These Slave Codes effectively barred slaves from gaining their freedom by permitting lengthy terms of “indentured servitude,” which bound workers to a particular person for a period of time in return for food and shelter.

 

Illinois Territory Created, March 1, 1809
Illinois Territorial Governor Ninian Edwards maintained in 1817 that the Ordinance of 1787 permitted “voluntary” servitude, meaning the indenturing Governor Ninian Edwardsof Africans for limited periods of service. He advocated reducing the term to one year. He advanced the belief that such contracts were “reasonable within themselves, beneficial to the slaves, and not repugnant to the public interests.” Some citizens believed that since the French had the right to retain their slaves, the other settlers of Illinois had the same right. Governor Ninian Edwards owned slaves: Rose, twenty-three years of age, was registered for thirty-five years; Antony, forty years old, for fifteen years; Maria, fifteen years of age, for forty-five years; and Jesse, twenty-five years of age, for thirty-five years of service. Joseph was registered at Kaskaskia on June 14, 1810, when he was eighteen months old, and had just been brought into the Territory with his mother.

 

Slave Trafficking
No attempt was made to conceal the traffic in slaves. The St. Louis Exchange and Land Office, owned by S. R. Wiggins, dealt largely in slaves, and not only advertised in the Illinois papers, but also had branch offices at Kaskaskia and Edwardsville. It was easy for the settlers of Southwestern Illinois to cross the Mississippi River to St. Charles or St. Louis to purchase slaves. In the first publication of the “Western Intelligencer,” rewards were offered for runaway slaves, and the practice of kidnapping had begun. Slaves whose terms of service were about to expire were seized and carried off to New Orleans or elsewhere in the South, and sold into a servitude more wretched than before. Slavery continued in existence in Southern Illinois as far north as Sangamon County.

 

Illinois Statehood, December 03, 1818
On December 03, 1818, the State of Illinois was admitted to the Union, with Kaskaskia being the capital, and Shadrach Bond the first Governor of Illinois. Some in the new State of Illinois would have liked to have had Illinois as a slave State, however, many citizens found it abhorrent to their Christian faith. A Constitutional Convention was to meet at Kaskaskia in August 1818. As early as April 1, articles discussing the advisability of making Illinois a slave State, and vice versa, began to appear in the “Western Intelligencer.” There were twenty-one delegates against the introduction of slavery, and twelve in favor of it.

 

ILLINOIS HISTORY
Source: Alton Telegraph, May 23, 1889
When Illinois was first admitted to Statehood in 1818, the question of slavery was foremost in the laying of the foundation of our State government. It was a long and bitter struggle by our forefathers, as to whether or not Illinois would be a slave State. The question was debated for eighteen months on the “stump,” at the crossroads, from the pulpit, in the newspapers (which were few and far between), and at the family fireside. Finally, a vote of the people was held on the first Monday in August 1824. The results of the vote is listed below by counties, as they existed at the time.

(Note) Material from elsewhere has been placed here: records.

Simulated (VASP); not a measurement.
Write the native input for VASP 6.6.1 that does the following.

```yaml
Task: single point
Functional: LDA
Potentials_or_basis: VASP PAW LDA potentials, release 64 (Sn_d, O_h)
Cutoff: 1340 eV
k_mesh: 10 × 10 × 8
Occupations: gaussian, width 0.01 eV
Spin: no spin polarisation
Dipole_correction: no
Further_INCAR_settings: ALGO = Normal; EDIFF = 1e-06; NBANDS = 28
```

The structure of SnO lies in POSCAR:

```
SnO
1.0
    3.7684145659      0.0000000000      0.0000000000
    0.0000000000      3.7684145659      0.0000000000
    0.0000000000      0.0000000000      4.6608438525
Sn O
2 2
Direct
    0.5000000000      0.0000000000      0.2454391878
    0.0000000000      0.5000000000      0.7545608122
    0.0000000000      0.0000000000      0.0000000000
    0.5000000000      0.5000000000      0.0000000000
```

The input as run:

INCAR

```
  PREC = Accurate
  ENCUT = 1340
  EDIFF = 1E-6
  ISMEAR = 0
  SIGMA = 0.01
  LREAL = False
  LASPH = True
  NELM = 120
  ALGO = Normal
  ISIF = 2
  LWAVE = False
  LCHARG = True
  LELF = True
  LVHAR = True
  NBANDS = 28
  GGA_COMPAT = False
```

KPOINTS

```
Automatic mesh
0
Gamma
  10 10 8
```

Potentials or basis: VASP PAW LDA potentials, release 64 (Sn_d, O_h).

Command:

Alexander – 75 for; 51 against
Bond – 53 for; 240 against
Clark – 32 for; 113 against
Crawford – 134 for, 262 against
Edgar – 3 for; 234 against
Fayette – 125 for; 121 against
Franklin – 170 for; 113 against
Fulton – 5 for; 60 against
Gallatin – 596 for; 133 against
Greene – 134 for; 405 against
Hamilton – 173 for; 85 against
Jackson – 180 for; 93 against
Jefferson – 99 for; 43 against
Johnson – 74 for; 74 against
Lawrence – 158 for; 261 against
Madison – 351 for; 583 against
Montgomery – 74 for; 90 against
Monroe – 171 for; 196 against
Morgan – 43 for; 455 against
Pike – 23 for; 261 against
Pope – 278 for; 124 against
Randolph – 357 for; 184 against
Sangamon – 155 for; 722 against
St. Clair – 427 for; 543 against
Union – 213 for; 240 against
Washington – 112 for; 173 against
Wayne – 189 for; 111 against
White – 355 for; 326 against

 

The “Black Laws”
While slavery in the newly formed State of Illinois was outlawed by the State constitution, a compromise was made. In 1819, the State legislature passed what was known as the “Black Laws.”

  • Limited slavery would be allowed in the salt mines near Shawneetown. These contracts were limited to one year, but were renewable.
  • All contracts and indentures made before 1818 were to be enforced, and all slaves had to serve out the full term of years for which they had been bound under the Territorial laws. However, children of indentured servants were to be freed – males at twenty-one years of age, and females at eighteen years of age.
  • Current slave owners could retain their slaves.
  • If a black resident was unable to present proof of their freedom, they could be fined $50, or sold by the sheriff to the highest bidder.
  • The slave owners had to right of sale or transfer of a contract or indenture from one master to another.
  • Black people were forbidden to settle or reside in the State without a certificate of freedom.
  • It was unlawful to bring slaves into the State for the purpose of emancipating them.

 

1824 Contest for an Illinois Constitutional Convention
The question of the admission of Missouri into the Union was debated in Congress during the winter of 1818 to 1819. Many citizens in Illinois were outspoken in opposition to the formation of another slave State on their border. Missourians resented the efforts of some in Illinois to stop their admittance in the Union, which set in motion a scheme for the contest for a Convention in Illinois to re-introduce slavery into Illinois. It was decided to establish a pro-slavery newspaper at Edwardsville, to set the movement into operation. This movement failed, however, when Mr. Hooper Warren, editor of the Edwardsville Spectator and a staunch opponent of slavery, became aware of their plans. He exposed the whole plot in an editorial on July 11, 1820, emphasizing the fact that a determined effort to force a slave constitution upon the people of Illinois would be made within the next two or three years.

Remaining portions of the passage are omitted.